Should I use an application-generated entity identifier or use the database native generator with Hibernate?


#1

Hi,

I am using the database native sequence generator using following tags in hibernate hbm file:
<id name=“contactId” column=“contact_id”>
<generator class=“native”>
<param name=“sequence”>PimContact_seq</param>
</generator>
</id>

I run an import job to import records in that table. The records are in the order of several thousands to even million. The performance of import is slow so when I use the SQL server Query Store to analyze queries fired on the database, I see that the select next value from the sequence is getting executed as many times as the number of records to be imported plus there are some more supporting queries related to sequence which are getting executed as many times as well.

I guess this is one of the reasons the import job is slow.

  • Are there any ways to optimize this?
  • Will using an application generated identifier (and avoiding database sequence generator) improve the performance of import job?

#2

For SQL Server, the IDENTITY generator will be used by the native id generator as explained in this article.

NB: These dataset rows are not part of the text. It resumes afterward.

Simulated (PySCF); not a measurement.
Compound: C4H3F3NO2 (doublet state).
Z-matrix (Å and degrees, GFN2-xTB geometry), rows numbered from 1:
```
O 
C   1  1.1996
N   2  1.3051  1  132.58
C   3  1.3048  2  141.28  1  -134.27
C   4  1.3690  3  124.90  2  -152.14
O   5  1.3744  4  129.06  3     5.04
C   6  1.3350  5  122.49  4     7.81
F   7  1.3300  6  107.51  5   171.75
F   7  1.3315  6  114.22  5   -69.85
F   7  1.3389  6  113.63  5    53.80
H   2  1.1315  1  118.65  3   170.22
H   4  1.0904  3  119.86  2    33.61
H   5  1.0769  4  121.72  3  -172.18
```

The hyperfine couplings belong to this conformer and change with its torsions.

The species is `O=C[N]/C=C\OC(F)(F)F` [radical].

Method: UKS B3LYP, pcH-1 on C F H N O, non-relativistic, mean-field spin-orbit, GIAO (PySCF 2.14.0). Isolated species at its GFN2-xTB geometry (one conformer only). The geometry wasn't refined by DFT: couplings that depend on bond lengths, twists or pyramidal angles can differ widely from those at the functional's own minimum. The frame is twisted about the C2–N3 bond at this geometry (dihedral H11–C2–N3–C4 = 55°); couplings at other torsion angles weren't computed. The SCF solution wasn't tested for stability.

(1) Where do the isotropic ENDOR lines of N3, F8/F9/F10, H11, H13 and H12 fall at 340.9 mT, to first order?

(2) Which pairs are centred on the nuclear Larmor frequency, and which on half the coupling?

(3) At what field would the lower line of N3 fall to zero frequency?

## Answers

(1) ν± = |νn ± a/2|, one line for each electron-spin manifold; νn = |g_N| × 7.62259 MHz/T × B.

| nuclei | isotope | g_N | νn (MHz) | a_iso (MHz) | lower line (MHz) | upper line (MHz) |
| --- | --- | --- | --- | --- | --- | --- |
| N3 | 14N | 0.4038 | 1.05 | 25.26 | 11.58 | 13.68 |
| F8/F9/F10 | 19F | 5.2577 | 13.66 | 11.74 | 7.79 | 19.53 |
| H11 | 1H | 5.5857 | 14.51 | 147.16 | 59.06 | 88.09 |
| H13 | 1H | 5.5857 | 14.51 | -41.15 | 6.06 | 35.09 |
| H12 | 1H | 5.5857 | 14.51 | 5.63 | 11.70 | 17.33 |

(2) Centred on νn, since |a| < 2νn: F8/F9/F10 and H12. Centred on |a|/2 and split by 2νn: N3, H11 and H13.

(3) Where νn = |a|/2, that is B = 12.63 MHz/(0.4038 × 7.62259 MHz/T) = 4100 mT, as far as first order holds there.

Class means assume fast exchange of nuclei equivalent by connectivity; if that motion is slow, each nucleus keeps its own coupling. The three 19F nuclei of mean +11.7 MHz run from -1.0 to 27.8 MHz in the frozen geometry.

Switch to SEQUENCE generator and use the pooled optimizer.

Check out this article about how to control the Persistence Context size as well as the transaction length as well, which can help you speed up your batch processing task.


#3

Thanks Vlad… regarding my 2nd question: will generating an identifier through application will also help? I guess that will be the most optimized alternative.


#4

That’s a bad idea because:

  • the DB sequence generator can be used concurrently by both your application threads and the DB admin as well. If you use an app-generated sequence, the DBA will not know what’s the next available ID.
  • the DB sequence uses lightweight locks, so generating a new sequence value is very fast and the pooled optimizer speeds that up even more.
  • if you use a UUID, it will require more space, hence the indexes will take more memory and that will affect the clustered index as well, which is the typical way of organizing a table in SQL Server.

Therefore, use a DB sequence as it’s much better from a performance perspective.


#5

Is the DB SEQUENCE generator supported by every DB?
at least, the databases supported by the product are SQL Server, Oracle, PostgreSQL and recently MySQL support is being added in current release.


#6

Sequence is supported by all DBs but MySQL. For MySQL, you can define the Ids via orm.xml as explained in this article.


#7

For SQL Server, the IDENTITY generator will be used by the native id generator as explained in [this article ]

Thanks Vlad… by the way, I am confused a bit… the generator class above is ‘native’ however there is a param with name sequence named as PimContact_seq which is getting queried by SQL server before each insert, see below query from SQL server Query Store:

select next value for PimContact_seq as seq

so is this IDENTITY generator or the SEQUENCE generator? From above query, this seems Sequence generator itself.


#8

The Dialect#getNativeIdentifierGeneratorStrategy looks as follows:

public String getNativeIdentifierGeneratorStrategy() {
	if ( getIdentityColumnSupport().supportsIdentityColumns() ) {
		return "identity";
	}
	else {
		return "sequence";
	}
}

Therefore, it’s not clear why it’s picking up sequence on SQL Server in your case, but you can debug it and find out why.


#9

Anyway, so essentially it’s the Sequence generator that is getting used. Hence, it must be taking advantage of hibernate JDBC batching already right?

Currently hibernate.jdbc.batch_size is set to 30 but it could be tuned for better performance or 30 is the standard number that all applications should use?


#10

Anyway, so essentially it’s the Sequence generator that is getting used. Hence, it must be taking advantage of hibernate JDBC batching already right?

It shouldn’t. That’s why you need to debug it and see exactly what identifier it picks, or just log the queries and you will understand.

Currently hibernate.jdbc.batch_size is set to 30 but it could be tuned for better performance or 30 is the standard number that all applications should use?

There’s no standard number. You need to measure your application to find the right size for your use case.